When he arrived, Hondros knew very little about Iraq. "Like a lot of journalists, my feelings about the war have evolved," he says. "I had a reasonable amount of support for [invasion] at first, and thought Saddam Hussein was a dictator. But like so many, I've been dismayed and shocked by the level of violence there, and the intractability of the whole thing, and the complete ineptitude of the follow-up to the war itself."

In March 2003, as Hondros rode with the invading US army through southern Iraq, the country's descent into a bloody chaos of roadblocks and car bombs seemed an impossibility. He recalls photographing row after row of cheering people (1), and presuming that the whole country was united in welcoming the occupying forces.

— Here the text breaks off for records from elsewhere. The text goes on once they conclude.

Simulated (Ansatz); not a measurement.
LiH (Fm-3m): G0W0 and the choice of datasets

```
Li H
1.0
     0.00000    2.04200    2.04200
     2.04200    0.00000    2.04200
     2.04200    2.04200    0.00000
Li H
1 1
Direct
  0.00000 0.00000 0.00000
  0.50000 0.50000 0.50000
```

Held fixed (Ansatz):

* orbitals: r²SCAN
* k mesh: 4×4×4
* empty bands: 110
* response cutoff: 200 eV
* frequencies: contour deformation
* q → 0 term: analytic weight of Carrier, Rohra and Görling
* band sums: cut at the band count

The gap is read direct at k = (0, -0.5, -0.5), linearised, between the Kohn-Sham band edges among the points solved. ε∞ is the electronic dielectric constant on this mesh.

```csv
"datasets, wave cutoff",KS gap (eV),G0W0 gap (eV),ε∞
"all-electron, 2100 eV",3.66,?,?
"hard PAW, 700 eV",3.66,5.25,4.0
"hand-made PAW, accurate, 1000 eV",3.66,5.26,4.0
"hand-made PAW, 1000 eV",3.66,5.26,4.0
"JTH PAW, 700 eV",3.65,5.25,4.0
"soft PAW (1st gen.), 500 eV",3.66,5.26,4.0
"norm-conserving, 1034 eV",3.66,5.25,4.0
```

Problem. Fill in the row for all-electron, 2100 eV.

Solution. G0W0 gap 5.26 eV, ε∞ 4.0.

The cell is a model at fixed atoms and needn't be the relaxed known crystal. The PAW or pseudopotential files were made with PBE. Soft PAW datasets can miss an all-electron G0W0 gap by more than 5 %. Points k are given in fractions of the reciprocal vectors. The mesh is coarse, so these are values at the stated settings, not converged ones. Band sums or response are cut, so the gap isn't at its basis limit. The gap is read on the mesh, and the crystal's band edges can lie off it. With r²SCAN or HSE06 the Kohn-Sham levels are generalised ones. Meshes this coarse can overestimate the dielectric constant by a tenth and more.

"I didn't understand the Sunni-Shiite division in Iraq," he explains. "The whole US march into Baghdad from the Kuwait border through the south was through Shiite territory, and they were just happy to be rid of Saddam. At the time it was easy to oversimplify the elation that we saw there: we thought that these 'Iraqis' were celebrating the arrival of the Americans, when actually it was only the Shiites who were celebrating."

Hondros remained in Iraq throughout the spring, capturing images (2, 3) that appeared to symbolise a successful invasion and the end of Saddam Hussein's regime. "The standing government of the country was being deposed physically by the American military, and something else was going to rise in its place," he says. He was also keen to cover the less-reported aspects of the conflict, resulting in his picture of a woman belonging to the small Mandaean Sabian religious sect being baptised (4), taken less than a mile from Baghdad's Green Zone in 2004.

In the early part of 2005, Hondros spent most of his time in Sadr City, eastern Baghdad, taking pictures of the Shiite population exercising their right to vote (5). Hondros now sees Iraq's elections as another example of Western ignorance about the way Iraqi society functions.

"People voted almost entirely on ethnic lines: Shiites for Shiites and Sunnis for Sunnis," he says. "Our idea of democracy presumes that individuals are voting according to their individual desires. But in Iraq, people went to their mosques on the days leading up to the elections, and voted or didn't vote based on what their religious leaders told them to do. So the election process was fundamentally flawed."

One picture, for which he won the prestigious Robert Capa Gold Medal, was taken in the northern town of Tal Afar in 2005. An Iraqi girl is shown covered in blood, in the moments after nervous US soldiers shot and killed both of her parents after they had refused to stop their car (6). The couple's six children, who were sitting in the back seat, all survived. It was one of the first images of an accidental civilian killing to emerge, and Hondros regards the pictures as among his most important achievements.

"Thousands of Iraqis have been killed in these kinds of incidents: it's incredibly common. But although it happens every day, it's rarely photographed. It's only one aspect of the war, but in this case I hope my pictures helped people to understand how these things unfold."

In 2006, Hondros sensed a change in the way the occupying forces were perceived. Whereas many Iraqis had previously been "fairly tolerant" of the periodic disruptions caused by passing patrols, now even the most pro-American were growing tired of the repeated house-to-house searches carried out by US soldiers (7). With the war creating fewer headlines, Hondros set out to show the juxtaposition of the continuing conflict with the everyday lives of Iraqis (8).

"The critical thing at that time was trying to show the ongoing nature of the war, and how it was mixing up with the civilians," he says. "But I also knew that these things had to be incorporated into as few pictures as possible in order to get them published. So the more of those elements that I could squeeze into a single image, the better."

Last year, Hondros witnessed the effects infamous "troop surge", which the Bush administration hoped would make the country more secure. Far from improving the situation, he says, the surge simply threw a load of inexperienced soldiers into a volatile environment (9).

"It was a chaotic situation," he says. "American soldiers would see a group of suspicious-looking guys running around, take shots at them and then follow the blood trail and arrest them. ... It was all-out combat in some areas of Baghdad."

Hondros is reluctant to talk about how the war has affected him. "It has shaken me in a lot of ways. But I've seen similar things in other parts of the world. All I'll be able to say is that I went and covered what was in front of me, and did what I could to help people understand what was happening – even when I didn't really understand it myself."